MapofLife / MOL

Integrating information about species distributions in an effort to support global understanding of the world's biodiversity.
http://mol.org
BSD 3-Clause "New" or "Revised" License
26 stars 2 forks source link

loader.py should be idempotent #4

Closed eightysteele closed 12 years ago

eightysteele commented 12 years ago

Running loader.py multiple times duplicates data in postgresql. Needs command line option for updating or ignoring based on provider-collection-filename constraint.

gaurav commented 12 years ago

Crap, I thought I'd fixed this. I'll assign this to myself once I'm back "on the job" later tonight.

gaurav commented 12 years ago

Ha, you commented out the line which was deleting the previous provider/collection information (see [https://github.com/MapofLife/MOL/commit/b6e063376b8059b7ac2ffe1a89fc2863451c45a7#L1L477](this edit)). This should be fixed in @d9e22b150949c24 - give it a try when you can and let me know if it works for you.

Note that I'm replacing data at the collection level. I think this is the right level, since I want to allow providers to rename filenames without worrying that the previous filename's layers will stay around in the system somewhere; it also works out well in our hypothetical provider UI, where they'd just have a list of collections, with the option to replace a collection with a new set of files. I also like the idea of a zip file containing a collection+config.yaml being uploaded to our server for immediate inclusion without worrying about uploading all the SHP files, etc.

gaurav commented 12 years ago

Fixed as of @c7d66df. I'll test it thoroughly we get POST working (issue #13) so we can test this with polygons, or we get more point-based datasets incorporated. I'll wrap that up later today unless there are higher priority tasks to work on.

eightysteele commented 12 years ago

Ha, you commented out the line which was deleting the previous provider/collection information

Oops, FHMP.

Note that I'm replacing data at the collection level.
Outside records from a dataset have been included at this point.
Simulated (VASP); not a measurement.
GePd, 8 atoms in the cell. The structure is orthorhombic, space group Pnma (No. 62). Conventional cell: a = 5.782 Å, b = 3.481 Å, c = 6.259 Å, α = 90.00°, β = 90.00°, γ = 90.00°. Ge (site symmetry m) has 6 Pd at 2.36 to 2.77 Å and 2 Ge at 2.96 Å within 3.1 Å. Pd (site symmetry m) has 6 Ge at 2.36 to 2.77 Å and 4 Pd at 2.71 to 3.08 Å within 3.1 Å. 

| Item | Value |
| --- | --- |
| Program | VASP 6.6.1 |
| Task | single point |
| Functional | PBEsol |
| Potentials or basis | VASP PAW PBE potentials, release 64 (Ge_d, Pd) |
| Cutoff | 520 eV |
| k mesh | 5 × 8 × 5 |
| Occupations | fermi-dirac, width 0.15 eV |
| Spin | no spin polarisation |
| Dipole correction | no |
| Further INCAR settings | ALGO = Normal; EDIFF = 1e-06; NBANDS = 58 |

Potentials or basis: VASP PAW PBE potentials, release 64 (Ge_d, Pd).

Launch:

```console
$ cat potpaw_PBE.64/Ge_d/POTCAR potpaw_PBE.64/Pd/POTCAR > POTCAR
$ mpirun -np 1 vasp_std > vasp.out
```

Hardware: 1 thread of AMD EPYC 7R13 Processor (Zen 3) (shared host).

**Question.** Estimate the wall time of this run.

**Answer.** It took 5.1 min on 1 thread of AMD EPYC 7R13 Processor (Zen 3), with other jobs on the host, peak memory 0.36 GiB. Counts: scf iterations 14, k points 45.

Explain more? We still need a provider directory that contains multiple collection directories each with a config file and shapefiles. Right?

gaurav commented 12 years ago

Yup. The way we do idempotency right now is, right before uploading collection X for provider P, we delete any existing rows supposedly from collection X and provider P. I just wanted to make sure everybody was aware that we don't do this at the provider level (uploading 'iucn/mammals' won't cause 'iucn/birds' to be deleted) or at the layer level (uploading iucn/mammals/Panthera_tigris will cause all iucn/mammals records to be deleted). That makes sense to me, but I could be wrong!

gaurav commented 12 years ago

As of @66154cd513a00, we have two datasets and they are being deleted correctly when new collections are uploaded to them. Closing this issue.

gaurav commented 12 years ago

Okay, in trying to implement issue #27 (loader.py needs to be able to continue an incomplete download), idempotency is now broken. It appears to be machine-specific (i.e. computer A can properly identify its own uploads, but computer B cannot). This is probably a bug in the way the hash is being generated; but this is hard to test without having two side-by-side computers. I've started upgrading mol.colorado.edu; once this is up, hopefully by Monday, I'll be able to fix this pretty easily.

gaurav commented 12 years ago

Hmm, new theory: maybe the current date is in there somewhere? Maybe it's not per-machine as much as per-date?

gaurav commented 12 years ago

Okay, I've figured out why this is happening: ogr2ogr produces slightly different coordinates when running on different computers, probably because of floating point machinations. So that should be pretty easy to fix: figure out how many significant digits make sense with decimal latitude/longitude (and especially if we can figure that out from the shapefile somehow), and then truncate or round-off the lat/longs to that point.

eightysteele commented 12 years ago

Good find. Maybe truncate to 7?

gaurav commented 12 years ago

I've truncated to 6, which seems to work really well -- a lot of the coordinates are only accurate to two decimal places anyway, so - once rounded off - they end up as "12.230000" or whatever. So far, this appears to be working in terms of the hashes. I've started an upload of the mol_rangemaps from the server. If this does work, it should be a lot easier for me to track down the files which are failing and hopefully get mol_rangemaps up soon, maybe even by Sunday.